John P. Holdren
(Image courtesy of
Martha Stewart)
With an increased incidence of forest fires linked to global warming, AAAS President John P. Holdren and CEO Alan I. Leshner Sunday called for the U.S. public and their leaders to “muster the political will for serious evasive action” to address climate change.
Writing in the San Francisco Chronicle, the two AAAS leaders said that there can be no doubt about the reality of climate change. Circumstances require that the U.S. move with urgency to adopt an ambitious and challenging set of responses.
Adaptations such as modified farming practices and investment in new dams and dikes “will be essential because the climate is already changing and will change more before measures to reduce or counter society’s emissions of heat-trapping gases can take hold,” Holdren and Leshner wrote. “But the greater the climatic disruption, the more costly and difficult it will be to adapt.”
AAAS CEO Alan I. Leshner
The authors called for further dramatic improvements in the energy efficiency of motor vehicles, appliances and manufacturing. But stabilizing the climate will require “huge” reductions in carbon dioxide emissions, and therefore the United States must made an equally strong push to replace fossil fuel sources and electricity with “some combination of renewable energy sources, nuclear energy and advanced fossil-fuel technologies that capture and sequester carbon dioxide rather than releasing it to the atmosphere.”
Further, they said, it will be necessary to create penalties on carbon-dioxide emissions, such as a carbon tax or a system of tradable permits to limit total emissions—both approaches which the administration of President George W. Bush “has steadfastly refused to embrace.”
While the administration argues that improved technology is the key to solving climate change, they added, federal appropriations for energy research, development and demonstration have been essentially flat since 2001.

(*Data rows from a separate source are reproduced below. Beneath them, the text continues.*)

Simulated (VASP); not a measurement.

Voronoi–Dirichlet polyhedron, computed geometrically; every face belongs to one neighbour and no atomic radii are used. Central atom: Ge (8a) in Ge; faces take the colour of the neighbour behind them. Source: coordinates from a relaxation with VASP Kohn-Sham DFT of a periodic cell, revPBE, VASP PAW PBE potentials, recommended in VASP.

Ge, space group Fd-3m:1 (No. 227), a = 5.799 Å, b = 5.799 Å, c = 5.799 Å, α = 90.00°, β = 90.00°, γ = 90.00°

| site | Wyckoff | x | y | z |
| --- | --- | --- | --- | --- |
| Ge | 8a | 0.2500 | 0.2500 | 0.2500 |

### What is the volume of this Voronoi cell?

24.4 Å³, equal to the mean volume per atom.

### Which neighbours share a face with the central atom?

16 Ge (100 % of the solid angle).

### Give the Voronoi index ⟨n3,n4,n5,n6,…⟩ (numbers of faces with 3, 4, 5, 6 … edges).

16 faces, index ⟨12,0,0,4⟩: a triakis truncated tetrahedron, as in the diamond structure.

“Global climate change is real, and it is serious,” Holdren and Leshner conclude. “The United States—the largest emitter of carbon dioxide on the planet—needs to become a leader instead of a laggard in developing and deploying serious solutions. The public should demand no less.”
Holdren is president of AAAS director of the Woods Hole Research Center, and Teresa and John Heinz Professor of Environmental Policy at Harvard University. Leshner is CEO of AAAS and executive publisher of the journal Science.